People
Graduate Students
Former
1. Santosh Kumar, M.S. Materials Science (July 2006)
Santosh Kumar studied problems related to catalysis
and electrochemistry using density-functional theory (DFT) methods. In
particular, he was the first to show that gas-phase water adsorbed at
ceria surfaces may actually increase the concentration of vacancies at
the (111) surface. This is surprising because reduced ceria powders
tend to be oxidized by water with the production of hdyrogen gas. He
also showed the limited basis set LCAO models, in particular the SIESTA
approach, can describe liquid water to a reasonable level of accuracy.

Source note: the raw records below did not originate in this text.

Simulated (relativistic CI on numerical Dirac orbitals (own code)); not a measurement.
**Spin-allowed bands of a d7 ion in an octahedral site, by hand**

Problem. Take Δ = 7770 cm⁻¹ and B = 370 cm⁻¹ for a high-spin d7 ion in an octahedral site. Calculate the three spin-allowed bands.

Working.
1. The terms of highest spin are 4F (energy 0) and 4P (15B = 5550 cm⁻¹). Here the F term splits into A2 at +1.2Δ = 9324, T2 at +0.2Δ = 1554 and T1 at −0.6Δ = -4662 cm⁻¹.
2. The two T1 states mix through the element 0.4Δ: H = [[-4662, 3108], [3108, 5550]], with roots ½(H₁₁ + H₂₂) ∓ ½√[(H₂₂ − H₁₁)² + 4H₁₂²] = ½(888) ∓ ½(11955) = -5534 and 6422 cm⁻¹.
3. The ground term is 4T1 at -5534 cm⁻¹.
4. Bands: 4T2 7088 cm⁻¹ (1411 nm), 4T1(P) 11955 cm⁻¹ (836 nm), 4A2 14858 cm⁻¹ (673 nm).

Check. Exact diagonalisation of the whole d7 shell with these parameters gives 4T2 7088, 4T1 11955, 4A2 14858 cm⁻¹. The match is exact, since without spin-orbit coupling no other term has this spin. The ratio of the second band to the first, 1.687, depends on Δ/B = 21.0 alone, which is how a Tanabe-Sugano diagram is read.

This work provides a starting point for future water simulations using
SIESTA.
His work led to two journal articles. He recently
became a Ph.D. student in the Materials Science Department at Purdue
University.
2. Arun Bodapati, Ph.D. Materials Science, RPI (2006)
Arun studied several systems to eluidate the role of
atomic disorder on phonon transport, including in amorphous Si,
nanocrystalline Si, and carbon nanotubes. Pawel Keblinski
supported Arun and served as Chair on his Ph.D. examination committee.
He is currently working in industry.
Current
1. Ashton Skye (Brian Becker) (Ph.D. physics)
Ashton is studying intefacial phonon scattering at interfaces in
nanowires and bulk crystals, in particular grain boundaries. He has
developed phonon wave-packet methods to efficiently study fundamental
scattering properties within a molecular-dynamics simulation. He has
made a key contribution in showing how shape and symmetry can control
transport properties. Also, for the first time he has show, in
collaboration with Sylvie Aubry and Chris Kimmer at RPI, that
grain-boundary phonon scattering mainly depends on the frequency of the
incident wave.
His work has led to two journal articles and
one conference proceedings. He is expected to graduate with his Ph.D.
in the summer of 2007.
2. Duc Nguyen
Duc Nguyen is using electronic-structure methods,
including VASP and more novel self-consistent tight-binding methods.
Using self-consistent tight-binding methods, Duc has made a simple
model to predict the concentration of vacancies at a (110) TiO2 surface.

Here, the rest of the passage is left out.